Usage

Command-line interface

The mdstools CLI provides commands for converting between YAML and tabular formats.

Flatten YAML to Excel/CSV

Convert a nested YAML metadata file to a tabular format:

mdstools flatten tests/example_metadata.yaml --output-dir generated

Or via pixi:

pixi run flatten tests/example_metadata.yaml --output-dir generated

Options:

  • --output-dir — Output directory (default: generated/)

  • --schema — Schema name for enrichment (adds descriptions and examples)

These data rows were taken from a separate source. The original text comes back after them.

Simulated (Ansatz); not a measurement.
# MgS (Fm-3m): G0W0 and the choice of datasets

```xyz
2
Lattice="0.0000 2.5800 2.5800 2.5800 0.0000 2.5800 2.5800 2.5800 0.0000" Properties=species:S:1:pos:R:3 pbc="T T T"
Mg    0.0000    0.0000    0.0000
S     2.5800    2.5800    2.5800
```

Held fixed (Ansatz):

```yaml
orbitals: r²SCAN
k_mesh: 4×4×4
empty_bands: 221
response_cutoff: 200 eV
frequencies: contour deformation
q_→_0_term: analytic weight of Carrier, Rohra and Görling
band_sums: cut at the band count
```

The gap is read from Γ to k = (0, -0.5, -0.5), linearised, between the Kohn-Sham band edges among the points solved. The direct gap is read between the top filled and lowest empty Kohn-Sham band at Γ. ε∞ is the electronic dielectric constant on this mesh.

  • --format — Output format: xlsx, csv, or md

Unflatten Excel/CSV to YAML

Convert a tabular file back to nested YAML:

mdstools unflatten generated/output.xlsx

Or via pixi:

pixi run unflatten generated/output.xlsx

Python API

Basic flattening

from mdstools.metadata.metadata import Metadata

data = {"curation": {"process": [{"role": "curator", "name": "Jane Doe"}]}}
metadata = Metadata(data)
flattened = metadata.flatten()
flattened.to_excel("output.xlsx")

With schema enrichment

from mdstools.metadata.metadata import Metadata
from mdstools.metadata.enriched_metadata import EnrichedFlattenedMetadata

metadata = Metadata(data)
flattened = metadata.flatten()
enriched = EnrichedFlattenedMetadata(flattened.rows, schema_dir="schemas")
enriched.to_excel("output.xlsx")

Multi-sheet Excel export

enriched.to_excel("output.xlsx", separate_sheets=True)

Schema validation

from mdstools.schema.validator import validate_with_json_schema, validate_with_pydantic

# JSON Schema validation
validate_with_json_schema(data, schema_name="minimum_echemdb")

# Pydantic validation
validate_with_pydantic(data, schema_name="minimum_echemdb")